The R datasets library contains data on air quality in New York (airquality). Conduct a hypothesis test to evaluate if ozone levels are a function of month. NOTE: dichotomize month. If that test were significant, what else would be required? Post your hypothesis test and R code with your discussion.
This question confused me a little bit. My gut check says to do an ANOVA on the data (which I do in the R code below). The results from that show a P-value of 0.0776, which is low, but would not be significant with a significance level of 0.05. Generating a barplot of the means shows an upward trend, but a Chi-square test generates a P-value of 0.5142 which is not significant.

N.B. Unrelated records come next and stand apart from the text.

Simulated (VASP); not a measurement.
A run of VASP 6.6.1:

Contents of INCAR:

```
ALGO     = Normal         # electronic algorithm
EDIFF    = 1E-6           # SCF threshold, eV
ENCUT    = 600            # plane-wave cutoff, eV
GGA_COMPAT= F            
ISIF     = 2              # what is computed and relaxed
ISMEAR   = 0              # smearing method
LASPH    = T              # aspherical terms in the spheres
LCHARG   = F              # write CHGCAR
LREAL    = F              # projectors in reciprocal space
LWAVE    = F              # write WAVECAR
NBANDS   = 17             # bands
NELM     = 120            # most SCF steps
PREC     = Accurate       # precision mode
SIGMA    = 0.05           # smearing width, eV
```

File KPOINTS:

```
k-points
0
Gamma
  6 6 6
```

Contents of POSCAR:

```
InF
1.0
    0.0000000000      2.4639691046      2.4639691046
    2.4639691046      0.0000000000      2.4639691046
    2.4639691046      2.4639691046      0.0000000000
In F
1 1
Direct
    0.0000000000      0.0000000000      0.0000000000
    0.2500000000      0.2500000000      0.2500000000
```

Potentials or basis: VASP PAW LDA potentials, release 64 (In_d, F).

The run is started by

# Run an ANOVA on the data set
aq_aov = aov(Ozone~Month, data=airquality)
summary(aq_aov)
## Df Sum Sq Mean Sq F value Pr(>F)
## Month 1 3387 3387 3.171 0.0776 .
## Residuals 114 121756 1068
## ---
## Signif. codes: 0 '***' 0.001 '**' 0.01 '*' 0.05 '.' 0.1 ' ' 1
## 37 observations deleted due to missingness
aq_tab = model.tables(aq_aov, "means")
## Warning in replications(paste("~", xx), data = mf): non-factors ignored: Month
barplot(aq_tab$tables$Month)
chisq.test(aq_tab$tables$Month)
##
## Chi-squared test for given probabilities
##
## data: aq_tab$tables$Month
## X-squared = 3.2669, df = 4, p-value = 0.5142